The Argentine Orchestra of Indigenous Instruments and New Technologies is a collective of performers and composers who discover and revive the artistic and spiritual tradition of performing on South and Central American instruments. In addition to fostering performance practice on mostly forgotten musical instruments, the musicians build upon the tradition, linking traditional instruments with electronics, composing new works and sharing their insights at concerts, presentations and workshops for children and adults, which also spread to the academic level. They have received special recognition for their work from the International Music Council.

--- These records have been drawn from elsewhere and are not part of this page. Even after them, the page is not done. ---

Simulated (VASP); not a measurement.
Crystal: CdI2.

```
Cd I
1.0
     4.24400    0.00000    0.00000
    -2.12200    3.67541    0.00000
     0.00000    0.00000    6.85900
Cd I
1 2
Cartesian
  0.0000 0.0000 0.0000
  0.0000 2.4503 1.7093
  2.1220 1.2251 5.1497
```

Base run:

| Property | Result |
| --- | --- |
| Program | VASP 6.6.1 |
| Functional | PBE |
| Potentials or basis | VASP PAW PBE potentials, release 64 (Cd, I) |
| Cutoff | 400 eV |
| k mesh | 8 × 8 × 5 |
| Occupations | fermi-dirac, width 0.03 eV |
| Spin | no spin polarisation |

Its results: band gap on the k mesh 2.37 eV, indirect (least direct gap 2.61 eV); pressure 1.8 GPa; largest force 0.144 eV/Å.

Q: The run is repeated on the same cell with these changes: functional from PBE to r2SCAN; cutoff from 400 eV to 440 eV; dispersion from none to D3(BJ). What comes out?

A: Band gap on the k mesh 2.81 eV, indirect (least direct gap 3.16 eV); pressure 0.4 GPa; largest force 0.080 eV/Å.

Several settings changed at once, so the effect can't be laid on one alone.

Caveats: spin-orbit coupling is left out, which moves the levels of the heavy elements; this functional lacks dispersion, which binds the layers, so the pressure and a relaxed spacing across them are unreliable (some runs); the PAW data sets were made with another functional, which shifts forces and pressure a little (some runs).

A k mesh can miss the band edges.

The artists will present their work on two consecutive evenings this year at the Radio Nights in Old Ljubljana, organized by Imago Sloveniae and Radio Slovenia Ars programme – on Thursday 23 August with the RTV Slovenia Symphony Orchestra, and the next day, 24 August, at an independent concert. Their guest performances in Ljubljana represent an important milestone in the activities of the Orchestra of Indigenous Instruments and New Technologies, as it is the first time that the ensemble has presented repertoire for traditional instruments and symphony orchestra outside Argentina. For this occasion, the ensemble will bring with them an extensive collection of indigenous instruments, masks and other traditional ritual objects, together weighing around 700 kilos! These instruments and masks are the result of their many years of researching the cultures of the Amazon, the Andes, the Patagonia, the Maya, the Inca and the Aztecs.

 

The orchestra’s core activity involves connecting the sound producers and concert and spiritual practices of the distant past with the musical aesthetics and technologies of the contemporary world. Their comprehensive artistic perspective is complemented by scientific research work, academic studies and a special pedagogical model aimed at educating young people. All of this is the result of the systematic effort of the artistic circle that has gathered around the Argentine composer Alejandro Iglesias Rossi and has been formally operating under the auspices of the University of Tres de Febrero on the outskirts of ​​Buenos Aires for several decades.

A few years ago, the Orchestra of Indigenous Instruments and New Technologies received the prestigious IMC Music Rights Award (2013) from the International Music Council for “an inspiring programme designed to revive forgotten musical instruments of ancient cultures”. It should be emphasised that this revival is not of a strictly scientific nature. On the contrary, contact with artistic and spiritual worlds that, due to the unpredictable course of history, have vanished into the darkness of oblivion is often possible only through intuitive discoveries, which, of course, are based on the suggestions of ancient pre-Columbian records.

The musicians of the orchestra creatively transfer all of these impulses to the context of the contemporary musical work. They are driven by a desire for a holistic perspective – in their hands, electronic technology is immersed in the power of the spirit, while spirituality becomes surprisingly concrete, parametric and expressive. The result is the realisation that intelligent and deep penetration into ancient tradition can today be just as interesting artistically as the twentieth century avant-garde’s severing of the links with tradition.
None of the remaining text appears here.